The industrial action embarked upon on Tuesday by oil workers across the country due to the restructuring of the Nigerian National Petroleum Corporation has been suspended.
As a result, work resumed at both the Abuja headquarters of the corporation and all its subsidiaries, as well as at petrol stations operated by the national oil firm.
It was learnt that the strike was suspended on Thursday morning after a marathon meeting between officials of the Federal Government and the National Union of Petroleum and Natural Gas Workers and the Petroleum and Natural Gas Senior Staff Association of Nigeria on Wednesday night.
In Lagos, very few filling stations which had the product to dispense recorded long queues of desperate motorists, who were joined by those who wanted to use the product to fuel their generators as a result of the prolonged blackout being experienced in the state and the attendant heatwaves.
The situation was the same in Abuja, Kaduna, Ogun and Nasarawa.
The workers had staged a protest at the headquarters of the NNPC, blocked the entrances to the firm and shut its operations nationwide on Wednesday, a development that worsened the already bad state of fuel supply across the country.
On Thursday morning, the Group Chairman, NUPENG, NNPC Branch, Mr. Odudu Udofia, told one of our correspondents that the strike had been suspended.
The suspension of the strike was also confirmed by an official of the NNPC in an email, in which he said officials of “NUPENG and PENGASSAN had a marathon meeting with the GMD/Minister of Petroleum (State) and NNPC top management for several hours, ending this (Thursday) morning at 4:30am on the ongoing industrial action.
“After exhaustive deliberations, a resolution was signed by the two parties. In view of that, the industrial action is hereby suspended.”
It was also gathered that marketers of petroleum products were currently avoiding the Lagos market, which they said was heavily regulated in terms of product pricing, adding that this was making them to have low margins.
One of our correspondents gathered that this was the reason why the current petrol scarcity was more pronounced in Lagos and its environs.
With the product selling in most states of the federation above N100 per litre instead of the regulated prices of N86 and N86.50, two marketers who spoke to one of our correspondents on condition of anonymity, said it made more market sense to concentrate on markets outside Lagos, where prices were arbitrarily fixed.
“As it is right now, supplying product to Lagos is not as good as supplying to other states. For independent marketers especially, there is a strong urge to sell their products in other markets for better yields,” one of the marketers said.

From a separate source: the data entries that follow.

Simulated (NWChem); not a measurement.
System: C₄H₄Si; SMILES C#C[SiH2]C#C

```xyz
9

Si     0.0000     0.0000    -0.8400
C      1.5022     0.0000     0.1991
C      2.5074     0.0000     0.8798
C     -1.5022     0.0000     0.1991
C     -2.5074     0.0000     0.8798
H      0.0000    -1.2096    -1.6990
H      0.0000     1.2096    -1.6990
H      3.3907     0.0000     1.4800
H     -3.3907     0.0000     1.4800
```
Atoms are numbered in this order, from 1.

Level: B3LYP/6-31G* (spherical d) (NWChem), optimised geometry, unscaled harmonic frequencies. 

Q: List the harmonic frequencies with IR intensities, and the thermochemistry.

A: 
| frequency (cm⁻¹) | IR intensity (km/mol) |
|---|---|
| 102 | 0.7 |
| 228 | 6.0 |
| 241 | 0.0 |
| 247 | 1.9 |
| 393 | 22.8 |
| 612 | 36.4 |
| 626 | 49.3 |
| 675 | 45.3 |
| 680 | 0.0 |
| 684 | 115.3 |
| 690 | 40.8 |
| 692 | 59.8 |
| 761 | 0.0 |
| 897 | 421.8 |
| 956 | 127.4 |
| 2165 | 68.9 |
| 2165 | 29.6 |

Reacting to the development, the Chairman, NUPENG, Lagos Zone, Alhaji Tokunbo Korodo, said the workers unions had called off the strike they embarked on and loading of products had commenced at the depots.
He also confirmed that more marketers were interested in supplying to markets outside Lagos owing to the fact that the strict regulation of the business in the state did not give room for higher prices above the N86.50 official price per litre.
“Marketers come here, pick products and move to areas outside Lagos. They sell at prices above the N86.50 official price and make more money,” he explained.